Latest update June 22nd, 2026 12:30 AM
Nov 01, 2019 News
Family members of missing Berbice fishermen, Marvin Tamasar and Vishnu Seeram have discontinued search efforts to retrieve their bodies.

Narine Dhanraj aka Chu-Chu-Bai (extreme right) and Suresh Sumdatt aka Buckman (centre) exiting the court
They had teamed up with other residents in the area to scour the Corentyne River in an effort to find the bodies of the ‘missing’ men but all attempts to date have proved unsuccessful.
Hope for their survival was lost after investigators revealed that the two suspects who were arrested confessed to killing the four-member crew in an attempt to rob them of their catch.
Murder was not the intent but they confessed that the men put up a fight resulting in them being bound, chopped and thrown into the dark, murky waters.
While those two men appeared before the court to answer for their involvement in the crime, police are on the hunt for two remaining suspects: 21-year-old O’Brian Fraser called “Shines” of Eversham Village, Corentyne and 21-year-old Anonth Boodrage called “Andy” of Belvedere Village, Corentyne.
Seeram’s mother, Sarswattie Inderjeet, was one who held on to strong hope that her son was still alive. According to her, all hope has gone since the men confessed but she still has concerns about her son’s body.“I know they confess that they kill them bai but me waan know way me son body deh. I waan know if they tell police ah spot way
they throw dem overboard cause’ we search all over, police help we search and so but I still waan know way me son body deh. If they seh dey chop dem and throw dem in de wata, way dem body deh, how it cyan find yet and dem other bai own find?”

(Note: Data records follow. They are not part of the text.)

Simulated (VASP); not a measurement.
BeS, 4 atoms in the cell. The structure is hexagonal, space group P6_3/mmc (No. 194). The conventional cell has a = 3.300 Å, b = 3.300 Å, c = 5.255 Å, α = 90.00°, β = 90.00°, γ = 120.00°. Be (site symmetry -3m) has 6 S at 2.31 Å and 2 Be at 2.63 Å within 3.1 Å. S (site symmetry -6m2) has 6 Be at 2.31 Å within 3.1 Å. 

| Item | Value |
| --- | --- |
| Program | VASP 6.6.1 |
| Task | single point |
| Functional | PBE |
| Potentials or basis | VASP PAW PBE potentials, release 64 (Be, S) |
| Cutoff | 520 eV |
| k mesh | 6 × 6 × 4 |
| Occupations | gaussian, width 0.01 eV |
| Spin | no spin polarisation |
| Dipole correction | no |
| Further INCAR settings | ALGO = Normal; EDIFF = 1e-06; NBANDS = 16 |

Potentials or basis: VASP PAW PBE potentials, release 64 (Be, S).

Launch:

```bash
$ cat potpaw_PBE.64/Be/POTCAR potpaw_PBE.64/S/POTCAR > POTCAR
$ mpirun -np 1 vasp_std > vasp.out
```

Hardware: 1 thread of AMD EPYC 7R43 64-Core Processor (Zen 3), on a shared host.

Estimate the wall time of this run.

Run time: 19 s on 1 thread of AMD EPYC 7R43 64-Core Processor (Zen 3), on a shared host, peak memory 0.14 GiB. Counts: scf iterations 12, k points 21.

On October 5, 2019, Ajai Kissoon, Vishnu Seeram, Marvin Tamasar and Lamar Pertrie left the Number 65 fishing wharf on the SARA-1 in high spirits, eager to venture out to sea and expected to return in two weeks.
But plans went awry when a week after, police informed family members that the boat captained by Seeram was discovered between the Wellington Park and Phillipe foreshore. Blood was found on the fishing seine while the boat engine and crew had vanished.
A bound corpse was subsequently discovered at Abary. It was later identified as the decomposing body of crew
member Kissoon. Kissoon’s wife, in tears, recalled that her husband’s face was merely a skull and his body sported chops, cuts and bruises.
Just a few days later, another body washed up at the Abary foreshore, bound at the hands and feet. That was the body of Petrie.
The autopsy conducted by State Pathologist, Nehaul Singh, revealed that both men died of chop wounds to the head and drowning.
Guyana is still recovering from the previous April 2018 piracy attack in Suriname waters that left at least 12 fishermen still missing and feared dead.
A Commission of Inquiry was ordered by President Granger into the violent hijacking. It was expected to be completed since September 2, 2019 but has since been extended due to the lack of sufficient evidence.